However, many of the figures named in the Al-Masry Al-Youm article have outright denied the newspaper’s accusations and any affiliation with the Islamist movement.
Speaking to Daily News Egypt, journalist Shahira Amin, named as minister of information, said: “I really want to reject these claims. I have no idea where this story or the names has come from, I only found out about it from the press.”
“First of all, I am against information ministers, one of the demands of the revolution was to do away with this propaganda position,” Amin said. “Secondly, I have absolutely no contact with the Muslim Brotherhood, I am an independent journalist and am not with any regime or political group.”
“This is a very serious charge, to accuse someone of treason so I am really concerned by this. What’s more is that the list is incoherent, many of the people named are in prison,” she told Daily News Egypt. In online comments, Amin added that it was a ploy to “tarnish the image of government critics” and that she intended to file a legal complaint.
The article also described the creation of a shadow ‘National Council for Human Rights’ comprised of prominent activists including imprisoned Alaa Abdel Fattah, Mona Seif, Maieinour Al-Massry, and Wael Abbas.
Daily News Egypt contacted the author of the Al-Masry Al-Youm piece, Bassam Ramadan, who responded that the information used was taken from the Muslim Brotherhood website. However, neither the Arabic or English websites of the banned Islamist movement carry any statements that support Ramadan’s allegations, besides a call for unity and action against the government on the 25 January Revolution anniversary.

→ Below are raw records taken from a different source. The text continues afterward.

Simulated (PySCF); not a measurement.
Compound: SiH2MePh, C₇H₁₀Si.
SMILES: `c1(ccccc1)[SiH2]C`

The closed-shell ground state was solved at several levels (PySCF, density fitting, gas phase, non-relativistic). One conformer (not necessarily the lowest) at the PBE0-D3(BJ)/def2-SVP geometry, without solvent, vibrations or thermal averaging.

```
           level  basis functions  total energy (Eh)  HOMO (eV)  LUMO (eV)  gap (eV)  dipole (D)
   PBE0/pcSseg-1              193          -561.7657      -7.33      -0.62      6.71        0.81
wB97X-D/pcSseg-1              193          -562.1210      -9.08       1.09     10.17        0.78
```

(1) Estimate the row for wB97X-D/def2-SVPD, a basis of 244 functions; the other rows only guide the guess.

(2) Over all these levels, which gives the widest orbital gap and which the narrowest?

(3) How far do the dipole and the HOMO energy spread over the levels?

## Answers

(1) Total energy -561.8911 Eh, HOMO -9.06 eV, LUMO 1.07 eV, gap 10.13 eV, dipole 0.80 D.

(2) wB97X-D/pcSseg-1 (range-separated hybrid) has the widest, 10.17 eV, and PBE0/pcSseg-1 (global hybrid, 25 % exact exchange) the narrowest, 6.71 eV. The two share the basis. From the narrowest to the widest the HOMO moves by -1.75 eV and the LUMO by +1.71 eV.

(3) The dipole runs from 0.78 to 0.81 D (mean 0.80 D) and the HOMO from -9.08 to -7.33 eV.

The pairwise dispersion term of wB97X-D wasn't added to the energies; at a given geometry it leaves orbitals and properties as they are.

A request for comment to the Muslim Brotherhood Press Office based in London on the issue was left unanswered at the time of publication.
Revolutionary activist and lawyer Khaled Ali, named as minister of labour in the article, also took to the internet to comment: “First: I reject the initiative altogether. Secondly, I reject all attempts to put my name in any political initiative without consulting me… Third, I appeal to the media to pursue accuracy in this regard.”
Activist and head of the liberal Al-Dostour Party Hala Shukrallah took to Facebook to comment on the “strange news”. Shukrallah said that if the initiative did come from the Brotherhood then “they are always a century late with their projects, they are far from logical…it is too little too late.”
In December, over a year after the July 2013 regime change, a group designating itself “Egypt’s legitimate parliamentarians” gathered in Turkey under the title of the Egyptian Revolutionary Council.
The Muslim Brotherhood-led figures announced themselves as “those who were elected in free and fair elections, those who true reflect the legitimate voice of the Egyptian people”. However since then there has been little information from the council and it is unclear whether there is deemed to be any relation with the report of an oppositional government in Germany.